History of The Collection
Initially, as a teenager, Robert Opie gathered together contemporary packaging,
everything from cereal boxes to cigarette packs. The first item in the Collection
was a Munchies pack bought by Robert on Inverness railway station in 1963, when
he was 16. A few years later Robert's mission extended to understanding the origins
and development of brands and retailing ; he assembled the evidence from thousands
of surviving examples of bottles, tins, labels, signs and many forms of promotional
and advertising material. By 1975 there was enough material for Robert to be invited
to stage a one-man show at the Victoria & Albert Museum in London. This was
entitled The Pack Age ; A Century of Wrapping It Up. This temporary show was such
a success with the public and the media that it encouraged Robert to try to create
a permanent Museum, and this was achieved in 1984, with the setting up of the
Museum in Gloucester.
The Collection expanded rapidly when Robert decided to extend it into further
areas of social history - toys and games, travel and transport, leisure and entertainment,
comics, magazines and newspapers - every facet of daily life, including souvenirs
from exhibitions and major events such as coronations. Ephemera such as postcards,
song sheets, posters and brochures show not only the story of design and fashion
but also the whole structure and transitional nature of everyday life. The research
Robert undertook was similar to assembling a vast jigsaw where each tiny piece
contributes to the undersatnding of the wider picture. " Some may consider
so much apparent trivia to be so much rubbish," says Opie, "but it is
amongst the fragments of daily living that we are psychologically and socially
rooted, and this is where the impulses of our society can be found."

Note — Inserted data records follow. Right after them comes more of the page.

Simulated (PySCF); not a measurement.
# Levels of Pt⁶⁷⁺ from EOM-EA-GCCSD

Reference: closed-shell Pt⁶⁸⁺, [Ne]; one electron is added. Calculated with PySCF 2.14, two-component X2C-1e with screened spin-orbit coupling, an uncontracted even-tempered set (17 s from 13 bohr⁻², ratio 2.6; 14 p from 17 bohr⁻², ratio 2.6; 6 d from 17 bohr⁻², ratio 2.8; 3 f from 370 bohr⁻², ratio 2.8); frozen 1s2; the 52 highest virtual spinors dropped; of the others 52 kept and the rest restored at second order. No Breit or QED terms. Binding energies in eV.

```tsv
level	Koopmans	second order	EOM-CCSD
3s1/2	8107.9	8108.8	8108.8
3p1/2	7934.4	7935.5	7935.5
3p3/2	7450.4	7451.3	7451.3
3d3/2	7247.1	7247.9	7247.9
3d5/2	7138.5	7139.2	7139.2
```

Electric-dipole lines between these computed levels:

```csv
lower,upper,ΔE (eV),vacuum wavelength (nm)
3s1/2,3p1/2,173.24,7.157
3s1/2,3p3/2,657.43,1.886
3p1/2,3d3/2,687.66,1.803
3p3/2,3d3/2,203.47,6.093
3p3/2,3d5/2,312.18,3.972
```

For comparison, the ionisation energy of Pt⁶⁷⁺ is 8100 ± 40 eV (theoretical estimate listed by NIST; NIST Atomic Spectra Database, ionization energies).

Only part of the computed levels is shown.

Many people now recognise that such a wealth of historical reference provides
intellectual stimulation, has social significance, gives aesthetic pleasure, is
an education to the young, provides the evidence from which the student may learn
of the past, and is an excursion into nostalgia. Robert Opie concludes :"It
is difficult to understand why recognition for this part of our national heritage
cannot at the moment obtain the status it deserves. It remains the poor relative
alongside the established works that fill our national galleries and museums.
Our mission is still to change this perception."